2007 saturn vue V6
Hello. Driving my Vue to work Monday and car just quits. try to start it...nothing. Have it towed to garage and when I went to look at it yesterday, opened the valve fill and nothing is moving while i tried to crank it, so I know it's gotta be timing belt issue. I just replaced this timing belt, etc this past June. Could the belt have been an Ebay piece of junk? Car ran beautiful, other than pesky cat sensor engine code. Could I have destroyed the engine? I'm gonna have it towed back home and take her apart. I love(d) this car... but between New England salt, etc, maybe time for retirement.
I suspect that you have damaged the engine. Since the cam is not turning when you crank the engine which ever valves that are open at the time will bend when the piston comes to the top of the cylinder. If you like the car, you will have to decide if it is worth repairing if the engine is damaged.
Finally got around to checking her out and put back together. I found the Timing belt idler/tensioner component bent slightly, which caused the belt to wear, as I found rubber and what i thought aluminum shavings. I took the old parts, timing belt, idler pulley and tensioner (which I thought looked better than the stuff from ebay). In putting coil packs back on the firewall side of engine, I found oil on the plugs and coil packs. Cleaned them up, strated her up, and she runs great!
??? Everyone telling me that the engine was toast. It sounds exactly as it did when it died.????
But, I now notice oil leaking from the valve cover gaskets firewall side. ALL THIS work was done last June. In a previous post, I stated how a "mechanic" friend did the valve covers.
So, could I have damaged the valve covers during timing belt break? WTH is going on, but it runs great. I am getting some misfire codes. At first it was all of them when I first started her, but now I believe 2, 3 5?
Idk, but she got me back and forth to work last week.
I wish I didn't like this thing so much.
Oh yeah, NO CAR PAYMENT!!
Any ideas, anyone?
??? Everyone telling me that the engine was toast. It sounds exactly as it did when it died.????
But, I now notice oil leaking from the valve cover gaskets firewall side. ALL THIS work was done last June. In a previous post, I stated how a "mechanic" friend did the valve covers.
So, could I have damaged the valve covers during timing belt break? WTH is going on, but it runs great. I am getting some misfire codes. At first it was all of them when I first started her, but now I believe 2, 3 5?
Idk, but she got me back and forth to work last week.

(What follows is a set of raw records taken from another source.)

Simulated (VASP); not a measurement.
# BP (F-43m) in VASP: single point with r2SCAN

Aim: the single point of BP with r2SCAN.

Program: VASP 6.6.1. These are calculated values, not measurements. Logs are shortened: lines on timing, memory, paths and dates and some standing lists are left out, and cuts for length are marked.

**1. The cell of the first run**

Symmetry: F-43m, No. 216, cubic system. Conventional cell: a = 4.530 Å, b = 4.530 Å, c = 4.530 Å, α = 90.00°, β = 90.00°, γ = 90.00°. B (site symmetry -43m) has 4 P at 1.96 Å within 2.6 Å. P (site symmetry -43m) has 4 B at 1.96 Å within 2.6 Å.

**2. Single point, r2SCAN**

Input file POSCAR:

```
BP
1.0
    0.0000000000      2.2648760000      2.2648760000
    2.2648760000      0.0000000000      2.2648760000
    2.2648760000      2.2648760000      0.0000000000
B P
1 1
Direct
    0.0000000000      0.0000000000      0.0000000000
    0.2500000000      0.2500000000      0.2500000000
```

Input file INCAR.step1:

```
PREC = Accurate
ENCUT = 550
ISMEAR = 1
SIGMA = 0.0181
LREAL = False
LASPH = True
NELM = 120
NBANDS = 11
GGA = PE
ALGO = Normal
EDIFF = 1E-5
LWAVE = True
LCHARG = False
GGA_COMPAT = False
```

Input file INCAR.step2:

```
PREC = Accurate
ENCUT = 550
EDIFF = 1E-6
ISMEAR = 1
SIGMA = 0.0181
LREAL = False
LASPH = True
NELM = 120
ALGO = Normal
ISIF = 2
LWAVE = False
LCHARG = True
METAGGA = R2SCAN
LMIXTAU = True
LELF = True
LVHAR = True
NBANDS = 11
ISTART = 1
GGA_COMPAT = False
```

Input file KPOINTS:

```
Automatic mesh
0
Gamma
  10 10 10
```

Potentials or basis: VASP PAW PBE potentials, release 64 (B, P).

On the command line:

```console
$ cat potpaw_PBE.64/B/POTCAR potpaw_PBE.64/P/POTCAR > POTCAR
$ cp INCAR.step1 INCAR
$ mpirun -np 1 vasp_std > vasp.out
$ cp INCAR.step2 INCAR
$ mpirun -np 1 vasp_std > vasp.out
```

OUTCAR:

I wish I didn't like this thing so much.
Oh yeah, NO CAR PAYMENT!!
Any ideas, anyone?
If you have misfires on two three and five, you like we've been valves on two three and five. Usually with bent valves, the compression in that cylinder will go to zero unless it is a very slight end in which case you will just have severely reduced compression. If it is a V6 and misfiring on three cylinders, I can't see it running all that smoothly. I am not saying you are not telling the truth, I am simply saying it's not what I would expect.
I don't know how likely the following is but I'll type it out anyway and you can all laugh if it's impossible. Maybe when the timing belt broke, Pistons on their way up did whatever they wanted at the top of the cylinder because the cam was no longer turning so the valves were stationary. Since I believe that is an overhead cam the valves would have stayed closed and compression would have built, but when the belt broke, the valves got pushed out of the way and that compressed charge went straight into the valve cover area. Once the valves were bent, there's nothing left to prevent oil from the head from getting into the cylinders, the affected cylinders that is.
Kind of got to be careful about comparing the quality of work done 9 months ago on a fully solid engine with the aftermath of a catastrophic event.
You could start by doing a compression test on all six cylinders and determine the basic health or lack thereof of the valves.
I don't know how likely the following is but I'll type it out anyway and you can all laugh if it's impossible. Maybe when the timing belt broke, Pistons on their way up did whatever they wanted at the top of the cylinder because the cam was no longer turning so the valves were stationary. Since I believe that is an overhead cam the valves would have stayed closed and compression would have built, but when the belt broke, the valves got pushed out of the way and that compressed charge went straight into the valve cover area. Once the valves were bent, there's nothing left to prevent oil from the head from getting into the cylinders, the affected cylinders that is.
Kind of got to be careful about comparing the quality of work done 9 months ago on a fully solid engine with the aftermath of a catastrophic event.
You could start by doing a compression test on all six cylinders and determine the basic health or lack thereof of the valves.